American factory growth slowed to a crawl in April and manufacturing employment just skirted contraction in a warning sign for Friday's employment report. Construction spending fell unexpectedly for the second monthly decline in the first quarter.
The national index of factory activity from the Institute for Supply Management sank to 50.7 from 51.3 in March, below the 50.9 forecast. Employment dropped to 50.2 in April from 54.2, the lowest reading since last November's 50.1, and except for that month, the weakest score since September 2009. Readings above 50 indicate expansion.
Overall U.S. economic growth improved in the first quarter with GDP rising to a 2.5% annual rate from the 0.4% pace in the fourth quarter, but the initial burst leading the year seems to be faltering, repeating a pattern of the past three years.

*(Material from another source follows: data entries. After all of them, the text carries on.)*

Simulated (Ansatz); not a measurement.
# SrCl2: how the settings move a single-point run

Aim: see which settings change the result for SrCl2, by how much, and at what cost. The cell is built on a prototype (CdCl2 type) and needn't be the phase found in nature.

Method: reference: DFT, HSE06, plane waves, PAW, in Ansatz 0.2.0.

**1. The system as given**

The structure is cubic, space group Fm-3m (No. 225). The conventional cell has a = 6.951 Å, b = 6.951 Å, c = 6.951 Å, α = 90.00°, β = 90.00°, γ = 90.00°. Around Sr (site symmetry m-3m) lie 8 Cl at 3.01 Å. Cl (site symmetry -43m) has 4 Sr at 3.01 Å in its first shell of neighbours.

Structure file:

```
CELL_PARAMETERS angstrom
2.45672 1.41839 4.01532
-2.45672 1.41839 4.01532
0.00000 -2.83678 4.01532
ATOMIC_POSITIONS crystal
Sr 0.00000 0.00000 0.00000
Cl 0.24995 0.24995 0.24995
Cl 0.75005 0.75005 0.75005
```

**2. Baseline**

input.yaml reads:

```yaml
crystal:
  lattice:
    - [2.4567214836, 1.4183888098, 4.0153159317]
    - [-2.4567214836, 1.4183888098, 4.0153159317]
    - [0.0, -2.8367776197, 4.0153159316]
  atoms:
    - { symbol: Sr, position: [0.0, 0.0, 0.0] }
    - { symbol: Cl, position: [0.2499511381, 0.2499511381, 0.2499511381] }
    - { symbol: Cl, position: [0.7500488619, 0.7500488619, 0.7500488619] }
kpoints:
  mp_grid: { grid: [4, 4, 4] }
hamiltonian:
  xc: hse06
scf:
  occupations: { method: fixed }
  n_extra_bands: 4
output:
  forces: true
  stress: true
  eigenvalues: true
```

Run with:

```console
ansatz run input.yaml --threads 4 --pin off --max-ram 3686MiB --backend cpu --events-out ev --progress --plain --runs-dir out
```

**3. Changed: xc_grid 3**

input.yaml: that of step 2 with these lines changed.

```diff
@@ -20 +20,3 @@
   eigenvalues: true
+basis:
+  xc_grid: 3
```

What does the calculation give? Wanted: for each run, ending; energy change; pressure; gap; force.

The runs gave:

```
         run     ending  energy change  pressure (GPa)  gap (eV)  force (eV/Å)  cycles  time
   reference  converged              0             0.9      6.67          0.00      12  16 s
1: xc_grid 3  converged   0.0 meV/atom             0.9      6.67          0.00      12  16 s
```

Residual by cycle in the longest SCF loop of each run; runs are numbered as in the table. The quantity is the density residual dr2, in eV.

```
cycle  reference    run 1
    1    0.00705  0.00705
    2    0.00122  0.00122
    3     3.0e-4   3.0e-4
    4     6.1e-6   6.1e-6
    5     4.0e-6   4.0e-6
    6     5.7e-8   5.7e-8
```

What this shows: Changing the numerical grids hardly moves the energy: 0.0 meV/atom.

The Census Bureau reported that the value of new construction in March had decreased 1.7% from the previous month, a far cry from the 0.6% gain predicted by analysts. February's spending increase was revised to 1.5% from 1.2%. Over the year spending is 4.8% higher than in 2012, down from the 6.2% in February. January activity dropped 4.0%, the revision almost doubling the initial -2.1% report.
The index of new orders rose to 52.3 in April from 51.4 but export orders dropped to 54.0 from 56.0 and the business price index fell to 50.0 from 54.5. Production improved to 53.5 from 52.2.